The ongoing project I’m usually busiest with is PopRock — a web app that tracks statistics and creates data visualizations using data from the Spotify Web API and the Last.fm API.
From Spotify, I grab artist Popularity and Followers (daily) as well as Popularity for albums and tracks (weekly). That is
- 327 artists
- Their 5,742 albums
- The 75,283 tracks from those albums
If you’ve never heard of Last.fm, it gathers data via “scrobbles” from all participants who have a “scrobbling” app installed. When you, the music lover, listen to a song using iTunes, Spotify, etc. the app sends that bit of information as a “scrobble” to Last.fm. As often as I remember to, I run a Python script that gathers the Listeners and Playcount for each artist, their albums and tracks. At the moment, this task is so cumbersome, I keep the list relatively short — 32 artists.

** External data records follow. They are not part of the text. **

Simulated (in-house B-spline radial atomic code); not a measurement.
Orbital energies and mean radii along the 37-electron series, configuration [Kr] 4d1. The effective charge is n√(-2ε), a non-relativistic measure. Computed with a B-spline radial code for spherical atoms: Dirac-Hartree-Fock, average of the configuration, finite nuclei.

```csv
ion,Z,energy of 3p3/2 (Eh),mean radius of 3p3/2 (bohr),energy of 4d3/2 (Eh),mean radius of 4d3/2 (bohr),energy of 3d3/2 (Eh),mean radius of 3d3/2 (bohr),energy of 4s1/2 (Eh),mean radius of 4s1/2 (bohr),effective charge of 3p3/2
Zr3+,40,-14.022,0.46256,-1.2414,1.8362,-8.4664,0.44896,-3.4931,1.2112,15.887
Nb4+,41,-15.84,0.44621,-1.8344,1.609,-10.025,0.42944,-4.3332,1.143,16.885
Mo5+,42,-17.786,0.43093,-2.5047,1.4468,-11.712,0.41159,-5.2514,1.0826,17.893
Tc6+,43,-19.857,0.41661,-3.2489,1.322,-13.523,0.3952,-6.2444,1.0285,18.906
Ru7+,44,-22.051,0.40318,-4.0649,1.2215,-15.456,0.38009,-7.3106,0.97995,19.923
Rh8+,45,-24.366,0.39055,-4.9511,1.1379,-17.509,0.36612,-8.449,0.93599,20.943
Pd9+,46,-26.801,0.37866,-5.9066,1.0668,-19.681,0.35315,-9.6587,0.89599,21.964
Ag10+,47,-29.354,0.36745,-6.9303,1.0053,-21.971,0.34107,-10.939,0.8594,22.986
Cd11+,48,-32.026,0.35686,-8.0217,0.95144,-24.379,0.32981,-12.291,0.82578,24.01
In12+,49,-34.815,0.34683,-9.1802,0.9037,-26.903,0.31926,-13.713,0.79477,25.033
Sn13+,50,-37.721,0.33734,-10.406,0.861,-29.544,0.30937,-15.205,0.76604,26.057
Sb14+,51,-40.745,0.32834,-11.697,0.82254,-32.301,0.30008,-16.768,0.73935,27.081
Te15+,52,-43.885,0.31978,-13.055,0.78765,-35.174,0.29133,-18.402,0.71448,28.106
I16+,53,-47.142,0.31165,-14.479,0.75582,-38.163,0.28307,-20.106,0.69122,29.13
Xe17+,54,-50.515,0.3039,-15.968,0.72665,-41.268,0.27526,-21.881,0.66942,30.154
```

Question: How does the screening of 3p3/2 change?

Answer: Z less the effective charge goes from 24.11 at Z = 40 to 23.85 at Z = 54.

What brings joy to my nerdy little heart is when there’s an event that creates an anomaly or jump in my data. For example, a movie about Queen causes a spike in popularity — especially for a particular song (“Bohemian Rhapsody”) or a movie about Motley Crue causes a spike in their popularity.
What brings sadness to my heart is how little influence the Rock and Roll Hall of Fame has on my little data exercises. For the most part, neither inductions nor nominations cause much of a change. Having said that, I look forward to the announcement of nominations every year as well as to the broadcast of the induction ceremony. The ceremony was held last week and the ceremony will air on HBO April 27. To celebrate that, I’m going to share some data and charts for this year’s nominees and inductees.
Below (Figure 01) is the Spotify popularity for the Class of 2019.
I’ve already written about how Spotify calculates their popularity score numerous times and every article about the RRHoF repeats their rules and controversy so forgive me if I don’t regurgitate all of that here.
Induction Process and Eligibility Requirements, etc.
As you can see, all artists flow together for the most part — because Spotify’s popularity scores are relative. That’s what caused all of them to go down together in late June, climb back up and fall again together in February. Given that, the lines, in a vacuum, would be pretty straight. Knowing that, the nominations announced in December 2018 seem to have no effect.
Speaking of nominations, here are those who were nominated last year but not inducted.
Like many people, I find it extremely difficult to keep my thoughts about this to myself. At least three of those artists deserve to be in more than at least three of the inductees. But, of course, if the RRHoF used reason and logic, people wouldn’t write motherloads of articles and blog posts about them twice a year.
The only artist I would say was really affected by their nomination is the MC5. I would expect all of them would bump up because the public was reminded of these artists and listened to them like, “Oh, yeah, I haven’t listened to LL Cool J in forever” but, in the case of the MC5, I think it’s more like, “Who are the MC5?” and I am just fine with a new generation being exposed to them by any means necessary. Very similar to another highly-influential Detroit band, The Stooges (inducted 2010). I’m still waiting for Ted Nugent to get selected for consideration to be put on the ballot. Once.
Because popularity is relative, you might be thinking the line charts are pretty useless and you’d be right. If I look at each artist individually, however, and change the Y-axis from a 0-to-100 scale to a lowest-to-highest scale, they become (a little) more useful. Sometimes. This begins a series of posts about each inductee that do exactly that with some more useful statistics and data visualizations.
Before we go on, however, here’s something more useful — a graph using each artist’s followers on Spotify.
Day-um! Radiohead has some fans, yo!
That wide range between, for example, The Zombies (who deserve better, by the way) and Radiohead makes for what could be considered a clunky chart.
In other charts, the ratio for popularity (which is, conveniently, on a scale of 0-100) is 1:2. One popularity point gets represented by two pixels so I can fight against the opposite problem of a chart that’s too small. The ratio in the above chart is 5000:1. 5000 followers to one pixel.
Chrome’s dev tools were invaluable in troubleshooting that.
I love how “good” I’m getting at math now that it’s always in a real, practical context. For the labels on top of the columns I first checked to see whether the number was above or below one million.
- If it was above, I divided by one million, used toFixed(1) and added the “M”.